Journal Entry: November 2, 2006

Some of you will have heard all this already. These topics have been very much on my mind over the last few days….

There are a lot of people who turn to literature (or art or entertainment in general) as a form of escapism. Especially the fantasy genre. There are many, many artists who create art as a form of escapism. Again, especially in fantasy. I guess the basic idea is, “This world sucks, so I’ll go spend some mind-time in a world over which I have complete control.” The two sets don’t necessarily overlap. A lot of time you’ll find artists using their escapism, asserting their control, to create a world that is very not escapist. The really dark and unpleasant and depressing stuff can be completely relaxing to its creator. Better to give than to receive, and all that.

Anyway, I think writing-as-escapism is, for the most part, just assumed. I know I always did. Sometimes it would confuse me, but it just made sense that the reason I’d dream up all these stories was to get away from the real world.

It’s really not true, though. Not for me. I’ve come to recognize that fact more and more over the last couple weeks.

A lot of writers turn to their fantasy worlds when their real life gets too real. I’m the opposite. I really cannot write, cannot invest myself in my fiction, unless my real world is in good order. All of my history of writing supports that, and…I dunno. It makes sense to me. It fits with who I am.

I have a family history of susceptibility to addictive behavior. My parents made sure I was well aware of that, growing up, and it’s a big part of my self-awareness. I keep an eye out for that. I drink, and some evenings I drink a lot, but I am constantly watching myself, paying attention, wondering if maybe it’s become an addiction.

It’s not. It could be, and I can see how easily it could be, but alcohol isn’t really my weakness. Not drugs, either. Maybe food, sometimes, but even that…not really. Video games, probably. Not writing, though.

In high school I had a counselor suggest that I make up my stories to hide from the real world. I think, at different times, both of my parents sat me down and talked with me about that, too. And I’m sure I could have gone that way, but I didn’t. You see, I’ve always taken my writing very seriously. Parable of the Talents, and all. I think of my storytelling as a way to impact the world, to make it better.

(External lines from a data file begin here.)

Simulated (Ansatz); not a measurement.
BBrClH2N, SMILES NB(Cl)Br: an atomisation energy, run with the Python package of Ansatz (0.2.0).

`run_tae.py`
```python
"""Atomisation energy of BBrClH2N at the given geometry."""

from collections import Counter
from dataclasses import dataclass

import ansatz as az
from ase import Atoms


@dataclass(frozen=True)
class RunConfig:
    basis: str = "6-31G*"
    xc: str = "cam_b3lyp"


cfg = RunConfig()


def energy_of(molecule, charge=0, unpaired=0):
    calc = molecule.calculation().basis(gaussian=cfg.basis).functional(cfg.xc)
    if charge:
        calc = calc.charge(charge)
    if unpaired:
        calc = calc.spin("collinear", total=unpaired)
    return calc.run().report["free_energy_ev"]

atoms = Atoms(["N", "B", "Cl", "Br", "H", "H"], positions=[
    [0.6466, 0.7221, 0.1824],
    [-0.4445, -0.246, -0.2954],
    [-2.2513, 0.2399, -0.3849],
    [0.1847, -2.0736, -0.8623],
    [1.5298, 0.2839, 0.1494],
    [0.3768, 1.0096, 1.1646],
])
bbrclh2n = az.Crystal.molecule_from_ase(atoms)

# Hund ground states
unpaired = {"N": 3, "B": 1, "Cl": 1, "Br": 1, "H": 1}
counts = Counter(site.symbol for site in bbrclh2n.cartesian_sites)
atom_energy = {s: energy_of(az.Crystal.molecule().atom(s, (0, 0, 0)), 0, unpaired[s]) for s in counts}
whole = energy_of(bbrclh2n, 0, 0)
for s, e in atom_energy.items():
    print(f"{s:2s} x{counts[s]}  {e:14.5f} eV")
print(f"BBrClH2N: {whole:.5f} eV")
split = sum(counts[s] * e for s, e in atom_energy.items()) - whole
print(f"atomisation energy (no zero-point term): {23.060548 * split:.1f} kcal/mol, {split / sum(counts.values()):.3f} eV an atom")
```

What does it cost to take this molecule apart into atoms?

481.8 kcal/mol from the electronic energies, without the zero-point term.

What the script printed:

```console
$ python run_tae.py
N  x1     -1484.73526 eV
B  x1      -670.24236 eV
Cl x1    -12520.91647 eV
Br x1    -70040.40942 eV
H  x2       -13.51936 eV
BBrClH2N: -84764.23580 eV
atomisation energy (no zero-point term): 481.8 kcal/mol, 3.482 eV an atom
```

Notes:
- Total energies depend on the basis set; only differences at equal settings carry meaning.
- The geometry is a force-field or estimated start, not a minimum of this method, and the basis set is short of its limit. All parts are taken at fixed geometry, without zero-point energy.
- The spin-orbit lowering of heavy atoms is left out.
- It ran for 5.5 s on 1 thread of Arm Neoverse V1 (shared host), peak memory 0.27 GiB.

I can’t do that if I’m hiding from the world. So I don’t. If the world is challenging me — if I’m truly stressed out — then I can’t find my way to my fantasy world. Back in high school, I wrote The Poet Alexander as a sort of catharsis, describing my whole relationship with Trish (by whom I’d been dumped, at the time) in the characters of noble and brilliant Alex, so stricken by the cruelties of the woman who had spurned him.

I dunno. Catharsis has just never really been my game. I couldn’t finish the book, as much as I wanted to. Trish and I got back together in our junior year, though, and I finished the book all in a rush. A hundred and twenty pages in a week, over half of that in a single night. (It was a crazy night.) I didn’t really change the story, but it had hope. The ending was still sad, in its way, and Trish never appreciated that, but it took that…peace, I think, in my real world, to let me write at all.

Taming Fire was the same way. I wrote it during my happiest time at college. Two years later, I decided to give it a full rewrite, and I was blazing along on that, doing an awesome job (and making good time), until the second semester of my senior year hit, and suddenly I realized I had no job prospects. I had no idea what I was going to do, and I had a family to feed. Ugh. I spent most of that semester in panic, and I barely wrote a word. I think I got a C in Creative Writing that semester.

Yeah.

Got the job at Lowrance, which paid way better than I’d expected. Then we got Trish through with school, and she got a job, and everything settled down and was looking good (this was before I realized I hated that job), and I tore up on the rest of that rewrite. It was really some of the most productive writing I’d ever done. I even got some major work on King Jason’s War done before work started to wear at me, and then I stopped. And work got worse and worse, and for two years I didn’t write a thing.

I’ve been thinking about these things, as month after month goes by without us getting a rent check on the Tulsa house, and Sleeping Kings goes unfinished, and I open up Word to write, and find I have nothing to say. I can’t get into the story, I can’t go there, because there’s too much unfinished here….

And I always thought maybe I’d be a writer now, if things had been different. Maybe if I hadn’t married Trish, I would have tried the starving artist thing. I don’t think so, though. I dunno, maybe it would be different if I didn’t have a family to feed. Maybe I’d be willing to give in to the escapism, to sacrifice the real world for my imaginary one, but I really don’t think so. I think my parents raised me with too great a sense of responsibility, in that regard at least.

I need stability, I need comfort, I need peace, before I can go to that place where the U. S. is falling apart and golden ages burn, where civilization itself threatens to crumble. It’s a pretty strange situation.

I think I’m proud of myself for that, though. But, yeah, I hope things get better soon. I would really like to get to the part where everything blows up, y’know?